Roads to Nowhere A city besieged by construction

Text: Sonya Voumard

Within the mangle of wire-mesh fencing and low, bright orange hard-plastic barricades housing the long hole along George Street that will someday transform into Sydney Light Rail, there are tools, frequently downed, along with a sparse scattering of workers.

According to news reports, the project has been on a “go-slow” for much of this year due to a dispute between the Spanish-based construction company Acciona and the NSW Government. A $1.1 billion lawsuit brought by Acciona against the NSW Government is now before the courts.

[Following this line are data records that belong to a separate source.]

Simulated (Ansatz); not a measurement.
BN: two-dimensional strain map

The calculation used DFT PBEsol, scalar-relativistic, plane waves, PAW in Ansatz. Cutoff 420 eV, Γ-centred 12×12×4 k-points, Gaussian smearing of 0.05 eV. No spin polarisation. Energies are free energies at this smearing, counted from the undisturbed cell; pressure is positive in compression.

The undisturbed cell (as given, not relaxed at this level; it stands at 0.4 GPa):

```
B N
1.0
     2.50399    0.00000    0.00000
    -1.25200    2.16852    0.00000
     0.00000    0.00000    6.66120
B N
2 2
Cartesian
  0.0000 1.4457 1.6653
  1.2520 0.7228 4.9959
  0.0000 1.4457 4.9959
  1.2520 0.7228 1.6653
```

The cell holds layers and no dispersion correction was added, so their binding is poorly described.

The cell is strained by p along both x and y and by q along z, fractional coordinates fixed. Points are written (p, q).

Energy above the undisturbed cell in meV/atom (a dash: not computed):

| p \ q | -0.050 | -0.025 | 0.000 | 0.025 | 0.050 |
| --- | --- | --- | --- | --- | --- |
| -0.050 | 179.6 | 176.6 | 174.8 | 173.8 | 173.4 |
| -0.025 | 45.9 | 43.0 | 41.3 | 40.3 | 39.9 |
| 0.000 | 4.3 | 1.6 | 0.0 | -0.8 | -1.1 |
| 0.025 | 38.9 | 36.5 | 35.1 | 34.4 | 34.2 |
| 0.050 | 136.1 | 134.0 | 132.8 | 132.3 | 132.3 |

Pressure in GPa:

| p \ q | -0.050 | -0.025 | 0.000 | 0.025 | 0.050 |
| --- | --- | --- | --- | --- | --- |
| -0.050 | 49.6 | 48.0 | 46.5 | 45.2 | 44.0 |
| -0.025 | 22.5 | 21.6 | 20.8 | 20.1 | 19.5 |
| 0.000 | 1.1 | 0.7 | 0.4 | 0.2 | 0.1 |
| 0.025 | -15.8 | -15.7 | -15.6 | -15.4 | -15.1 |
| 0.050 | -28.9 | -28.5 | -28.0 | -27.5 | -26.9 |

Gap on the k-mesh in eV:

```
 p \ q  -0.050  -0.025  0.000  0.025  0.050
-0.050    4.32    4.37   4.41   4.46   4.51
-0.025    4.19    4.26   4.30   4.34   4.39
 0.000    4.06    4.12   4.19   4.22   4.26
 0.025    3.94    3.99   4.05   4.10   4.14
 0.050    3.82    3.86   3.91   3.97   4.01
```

The go-slow is a mixed blessing for those of us who, since October 2015, have been daily dodging our way around the construction on our way to work. In those first months, cheerful, young, often Irish-accented workers wearing helmets and hi-vis coats were on hand to restrain pedestrians in business clothes from death dashes. Ankles have twisted, horns blasted, lights been run, tempers frayed – more than usual for the CBD – in the interim. We’ve put up with it because we are building tomorrow’s Sydney. We must do our bit. That’s life in the big city. We’re not anti-development, we’re just… exhausted.

Before the go-slow, when the banging and drilling and dust and vibrations were at peak production levels, I asked a young pony-tailed barista from the George Street window of a café how she was coping. Making a gun with her thumb and forefinger, she pointed at her temple. If a sound came out when she exhaled with force, I couldn’t hear it.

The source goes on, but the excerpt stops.